It's been a fine couple of days in Tennessee. I've been in to the Chattanooga Aquarium before, but this time I got to play next to it! It's probably the closest I'll get to opening for the sea lion show, so I'll take it. I was totally chuffed when a busload of fifty teenagers was dumped in front of the stage. I quickly pulled out the good songs and tried to look as cool as possible. It turns out they were a concert band from Shoreview, Arkansas that had been performing in town. I wish them the best and hope I can hit Arkansas next time around!
We spend the night at a motel in Cleveland which made me feel like I was in an episode of The Wire. At some point there had been some serious violence involving the microwave and it smelled of moldy weed and urine.
Our two days in Nashville didn't come with fine weather, so we spent most of it chilling indoors with my fine host Kiernan McMullan who is an incredible singer/songwriter himself. He showed us the sights in his minivan (the vehicle of champions), and we hit some tasty restaurants along the way. We also made friends with his roommate's stray beagle Steven Beagal who is in need of a loving home if anyone out there wants this sweet dog.

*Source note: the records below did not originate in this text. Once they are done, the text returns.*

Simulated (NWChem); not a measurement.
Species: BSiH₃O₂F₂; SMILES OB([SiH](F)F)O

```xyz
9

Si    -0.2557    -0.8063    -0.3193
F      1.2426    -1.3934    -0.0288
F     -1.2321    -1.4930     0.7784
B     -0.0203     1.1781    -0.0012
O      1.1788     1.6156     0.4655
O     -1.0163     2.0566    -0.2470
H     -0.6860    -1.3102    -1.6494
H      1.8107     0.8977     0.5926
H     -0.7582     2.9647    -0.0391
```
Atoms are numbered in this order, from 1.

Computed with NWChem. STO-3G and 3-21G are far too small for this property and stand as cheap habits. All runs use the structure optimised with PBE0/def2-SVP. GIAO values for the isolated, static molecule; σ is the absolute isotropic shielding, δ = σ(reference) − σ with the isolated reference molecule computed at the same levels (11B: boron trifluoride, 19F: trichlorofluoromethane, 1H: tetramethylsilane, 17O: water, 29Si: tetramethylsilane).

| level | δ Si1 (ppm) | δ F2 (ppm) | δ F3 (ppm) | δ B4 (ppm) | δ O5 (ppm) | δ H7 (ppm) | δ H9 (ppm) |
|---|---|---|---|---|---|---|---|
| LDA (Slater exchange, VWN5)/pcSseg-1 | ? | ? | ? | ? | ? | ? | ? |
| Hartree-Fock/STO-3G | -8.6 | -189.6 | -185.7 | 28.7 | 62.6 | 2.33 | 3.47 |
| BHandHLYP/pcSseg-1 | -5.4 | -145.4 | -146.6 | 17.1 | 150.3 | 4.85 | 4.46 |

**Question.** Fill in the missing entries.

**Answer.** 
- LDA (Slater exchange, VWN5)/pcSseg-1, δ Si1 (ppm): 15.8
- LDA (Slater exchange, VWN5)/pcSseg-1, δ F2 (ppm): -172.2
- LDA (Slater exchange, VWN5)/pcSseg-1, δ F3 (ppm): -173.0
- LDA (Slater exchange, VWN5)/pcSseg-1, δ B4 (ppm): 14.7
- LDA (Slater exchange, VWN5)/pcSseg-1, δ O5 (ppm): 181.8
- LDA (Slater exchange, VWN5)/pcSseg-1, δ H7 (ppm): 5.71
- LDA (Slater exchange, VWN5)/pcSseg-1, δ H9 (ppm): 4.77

The gig at the Bluebird Cafe went well. The crowd and performers who swayed towards the country genre were warm and receptive to my rocky/folk/pink think I do. The featured performer was a dude named Fred Wilhelm who writes songs for a living. His tunes have been cut by Faith Hill and Randy Travis, and while country music doesn't generally perk my ears, I have to say Fred Wilhelm is a phenomenal writer who knows his craft. His inspiring words really spoke to me and verbalized a lot of thoughts I've had about why the hell I do what I do. A few things I took away from Fred:
1. Songwriters are not articulate people - I can't tell you how much this hits home. I really hate public speaking. Interviews often make me feel like an idiot no matter how much I prepare. It should be the easiest thing for someone who takes so much time to craft words, but when it comes to conversation I'm a poor communicator. A song is my way to thoughtfully and creatively relay my views.
2. If you don't enjoy the process, you should get out of the business - Fred writes over 100 songs a year. You probably aren't going to be famous. You probably aren't going to get rich. It's a long hard road, and if you aren't finding joy in the craft of writing then you are probably wasting your time. I do it because I'm compelled to do it. It can't tell you how often my crummy day is turned around just by singing for people. I'm driven (literally these days) to perform.
3. Graduate with your class, and support your fellow talented performers. The cream will rise to the top, and you can be part of that. It's so hard to leave the ego in minivan. I'm a tender flower often on the defensive constantly pressuring myself to prove my worth as a musician. The lesson of supporting others is something I've been slowly learning, often by watching the graciousness of people in my life. I am so grateful for them!
Anyhow, I'm still thinking on a few things, but this post is far too long. You are a trooper for getting this far, now go get yourself an ice cream cone with rainbow jimmies.